The Red Shoes

Being a professional musician sometimes feels to me like being the girl in the Hans Christian Anderson story, The Red Shoes. Now that I’ve put the shoes on, I can’t get the damn things off, and I have to keep dancing no matter how tired I get. Except, I’m not dancing I’m singing. In the Powell and Pressburger movie, inspired by the fairy tale, when the heroine is asked why she wants to dance by the ballet director, Lermontov, she says:

Vicky: Why do you want to live?
Lermontov: Well, I don’t know exactly why, but… I must.
Vicky: That’s my answer too.

At the same time, “music” is a sort of separate entity which I love like a child.  Or, at least, how I feel about it reminds me, at times, of how I felt about my son when he was a child. I feel protective of it. I look after it. Do things for it that I wouldn’t do for myself – odd though that sounds.  I would fly in a small plane to get to a gig for it. Train it across the Siberian tundra in sub-zero temperatures for it. Sacrifice things for it. Go without fancy clothes for it. Forgo holidays. Give up journalism for it. Not only would, … I have done all the above –  except fly in a small plane – yet. And I would be scared but I’d even do that (with my fingers crossed, of course).

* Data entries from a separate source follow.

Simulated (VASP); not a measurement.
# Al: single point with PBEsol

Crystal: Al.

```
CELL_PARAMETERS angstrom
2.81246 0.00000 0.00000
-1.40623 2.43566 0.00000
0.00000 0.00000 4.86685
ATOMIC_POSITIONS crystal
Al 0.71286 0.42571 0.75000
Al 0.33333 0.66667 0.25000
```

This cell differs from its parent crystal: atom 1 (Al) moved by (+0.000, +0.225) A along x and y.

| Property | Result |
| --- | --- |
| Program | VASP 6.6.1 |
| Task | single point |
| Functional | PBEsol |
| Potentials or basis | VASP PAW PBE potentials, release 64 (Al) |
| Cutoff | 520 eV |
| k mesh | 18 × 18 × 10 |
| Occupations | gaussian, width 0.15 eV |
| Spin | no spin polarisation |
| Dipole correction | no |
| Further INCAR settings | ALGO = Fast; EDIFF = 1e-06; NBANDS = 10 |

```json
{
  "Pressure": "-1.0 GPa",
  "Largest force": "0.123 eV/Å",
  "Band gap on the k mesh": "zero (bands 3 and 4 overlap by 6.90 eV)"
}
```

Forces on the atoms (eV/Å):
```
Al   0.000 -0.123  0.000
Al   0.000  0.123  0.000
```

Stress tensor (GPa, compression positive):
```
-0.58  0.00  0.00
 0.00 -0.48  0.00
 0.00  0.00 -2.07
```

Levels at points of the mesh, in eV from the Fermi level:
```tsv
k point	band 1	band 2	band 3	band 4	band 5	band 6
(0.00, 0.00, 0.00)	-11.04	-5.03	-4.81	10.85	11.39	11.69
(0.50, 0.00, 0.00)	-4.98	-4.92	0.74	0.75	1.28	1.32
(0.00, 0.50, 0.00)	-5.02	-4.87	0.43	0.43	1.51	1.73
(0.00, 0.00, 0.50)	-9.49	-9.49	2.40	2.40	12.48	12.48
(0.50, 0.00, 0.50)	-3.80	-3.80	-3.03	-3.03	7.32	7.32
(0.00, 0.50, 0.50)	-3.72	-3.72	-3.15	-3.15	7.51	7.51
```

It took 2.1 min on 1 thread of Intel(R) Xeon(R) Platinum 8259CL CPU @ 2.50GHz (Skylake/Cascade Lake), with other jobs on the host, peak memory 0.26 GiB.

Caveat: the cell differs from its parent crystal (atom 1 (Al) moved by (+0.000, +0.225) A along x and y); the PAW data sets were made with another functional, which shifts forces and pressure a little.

Being a musician is my quest.

quest

noun ˈkwest

: a journey made in search of something

: a long and difficult effort to find or do something

Both of those.

And like all good quests, following this path professionally has taught me more about myself – my faults, my strengths, my weaknesses, my good side, that er …  other side –  than anything else I have ever done, with the exception of child-rearing. And it utilizes everything you are… every experience you have ever had,  every death of a friend or relative, everything you’ve ever believed, everything you think you know and (I’m sure) a ton of things you know that you don’t consciously know you know.

Each experience adds another color, and the more experience you have, the more colors you have to express yourself with. All communicated wordlessly – even if you sing actual words. All perceptible to anyone who wants to perceive it. Or receive it. Or resonate with it – with you. Which is probably why, when someone else gets it, that is the most affirming thing ever. And, even though being a musician is work – hard work, constant and full-time, on call 24 hours, even while you are sleeping –  few things can beat the feeling of communicating absolutely essence-to-essence with an audience. It’s about that.

Every now and then I have flirted with the idea of taking off the red shoes but, I realized recently, they are my feet now. So here I (still) am. This description of Love pretty much says it all.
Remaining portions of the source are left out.